The cars in Don’t Worry Darling are as gorgeous as the cast
Harry Styles definitely not spitting on Chris Pine, Florence Pugh falling out with director and co-star Olivia Wilde, Shia LeBeouf overshadowing a film he’s not even in… Don’t Worry Darling arrives in cinemas with a lot to unpack. Whatever else it may be, this is a very handsome-looking film, set in the fictional mid-century modern town of Victory (looks a lot like Palm Springs), with a definite Mad Men-meets-Get Out vibe. Every detail matters, up to and including the automotive eye candy. Here’s a list of Don’t Worry Darling's top five cars.

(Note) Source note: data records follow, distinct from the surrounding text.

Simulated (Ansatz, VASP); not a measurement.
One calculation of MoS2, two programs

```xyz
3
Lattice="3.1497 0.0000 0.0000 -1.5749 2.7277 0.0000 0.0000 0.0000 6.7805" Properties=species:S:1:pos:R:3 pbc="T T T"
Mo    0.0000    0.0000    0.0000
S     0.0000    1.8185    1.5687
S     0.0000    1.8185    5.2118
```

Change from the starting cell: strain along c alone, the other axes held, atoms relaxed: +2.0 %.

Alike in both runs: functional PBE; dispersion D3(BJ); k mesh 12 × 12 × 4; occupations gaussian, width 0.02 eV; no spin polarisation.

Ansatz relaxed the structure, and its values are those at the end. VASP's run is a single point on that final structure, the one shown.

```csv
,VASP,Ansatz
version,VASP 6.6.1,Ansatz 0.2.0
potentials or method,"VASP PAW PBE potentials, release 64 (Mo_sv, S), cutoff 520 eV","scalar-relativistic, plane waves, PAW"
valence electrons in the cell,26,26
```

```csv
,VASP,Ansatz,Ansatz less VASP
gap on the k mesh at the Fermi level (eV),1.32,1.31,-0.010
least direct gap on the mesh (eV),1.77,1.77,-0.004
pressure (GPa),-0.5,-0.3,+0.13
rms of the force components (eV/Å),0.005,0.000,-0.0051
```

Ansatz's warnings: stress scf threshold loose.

Unless our eyes deceive us, Don’t Worry Darling features first and second-generation Chevy Bel Airs, in saloon and station wagon form. Originally known as the Styleline or Fleetline, the Bel Air – the name evokes one of Los Angeles’s most gilded residential areas – soon became known as ‘the car next door’. This being '50s America, the car in question was roughly the same size as the house it was parked outside. For many, the ’57 Chevy Bel Air is one of the great classics of all time, in America but also beyond. The apparently Ferrari-inspired front end of the earlier car was replaced with a cartoonish expansive of chrome, a gleaming edifice that encouraged everyone to dream bigger. This was the jet age and, suitably inspired, Detroit’s stylists festooned their cars with nozzles, turbines, and boosters. Amusingly, the Bel Air was actually restrained in this regard compared to what was coming down the pipe. It was also available in a vast palette of colours, and an increasingly powerful range of bombastic V8s. Both attributes are fully exploited in Don’t Worry Darling.